Dr Sijme-Jan Paardekooper's Project Abstracts
Both of the projects below can be adapted into any of the three project types.
Planets form in circumstellar gas discs around young stars. We know from the current population of extrasolar planets that there is a wide variety in outcomes of the process of planet formation. For example: Jupiter-like planets can be found in orbits ranging from less than a day long (!) to more close to a thousand years long (!). It is a huge theoretical challenge to come up with models that can realistically account for such diversity: our knowledge of planet formation still has some big holes in it. The projects below are exploring some of the processes that are not understood and where progress is to be made. They are offered in all formats: BSc Project, MSci Review Project, MSci Research/Investigative Project. Prerequisites for all projects are a programming background and an interest in numerical modeling.
1) Structure of embedded protoplanets
Gas giant planets like Jupiter are thought to form when a solid core becomes massive enough to attract large amounts of gas from the surrounding disc. The core mass at which this happens is called the critical core
mass. This core mass is of great importance for determining the final masses of planets, in the Solar system as well as for extrasolar planets.

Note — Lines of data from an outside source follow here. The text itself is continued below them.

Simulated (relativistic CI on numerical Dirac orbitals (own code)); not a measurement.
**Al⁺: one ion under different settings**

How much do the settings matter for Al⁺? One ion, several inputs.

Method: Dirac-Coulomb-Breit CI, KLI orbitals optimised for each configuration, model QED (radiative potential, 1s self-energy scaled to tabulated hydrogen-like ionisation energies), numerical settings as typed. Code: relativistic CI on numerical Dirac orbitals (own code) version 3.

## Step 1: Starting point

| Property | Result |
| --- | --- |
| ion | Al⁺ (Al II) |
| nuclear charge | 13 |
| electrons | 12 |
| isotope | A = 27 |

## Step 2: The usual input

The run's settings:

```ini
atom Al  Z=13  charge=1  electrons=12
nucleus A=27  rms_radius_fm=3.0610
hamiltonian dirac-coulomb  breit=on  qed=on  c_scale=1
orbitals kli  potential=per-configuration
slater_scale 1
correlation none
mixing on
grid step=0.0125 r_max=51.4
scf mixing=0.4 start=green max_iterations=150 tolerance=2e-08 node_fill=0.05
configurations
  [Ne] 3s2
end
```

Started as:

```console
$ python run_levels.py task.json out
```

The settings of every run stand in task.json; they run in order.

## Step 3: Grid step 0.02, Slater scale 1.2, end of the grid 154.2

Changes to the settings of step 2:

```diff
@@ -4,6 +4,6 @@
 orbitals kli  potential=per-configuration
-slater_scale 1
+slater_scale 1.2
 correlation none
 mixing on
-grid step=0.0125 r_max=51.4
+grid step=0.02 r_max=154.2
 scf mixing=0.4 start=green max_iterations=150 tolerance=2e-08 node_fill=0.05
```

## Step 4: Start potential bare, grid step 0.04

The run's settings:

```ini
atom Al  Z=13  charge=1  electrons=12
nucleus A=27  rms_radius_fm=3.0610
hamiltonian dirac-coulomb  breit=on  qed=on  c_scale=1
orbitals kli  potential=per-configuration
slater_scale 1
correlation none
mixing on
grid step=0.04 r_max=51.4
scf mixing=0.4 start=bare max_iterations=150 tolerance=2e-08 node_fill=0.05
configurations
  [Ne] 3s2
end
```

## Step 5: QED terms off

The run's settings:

In this project spherically symmetric models of young planets embedded in circumstellar discs will be investigated. After a critical review of the literature, we will numerically solve the structure equations under various assumptions and study the stability of the solutions.
2) Planet migration
While embedded in the protoplanetary disc, planets interact gravitationally with it, which leads to orbital migration. The character of the interaction depends on planet mass, but in all cases migration appears to be too efficient for planets to end up between 1 and 10 Astronomical Units.
In this project we will look at simplified models of migrating planets, building a numerical code that solves for the evolution of the disc and the backreaction onto the planet. Such a model can be applied to several outstanding problems in planet migration.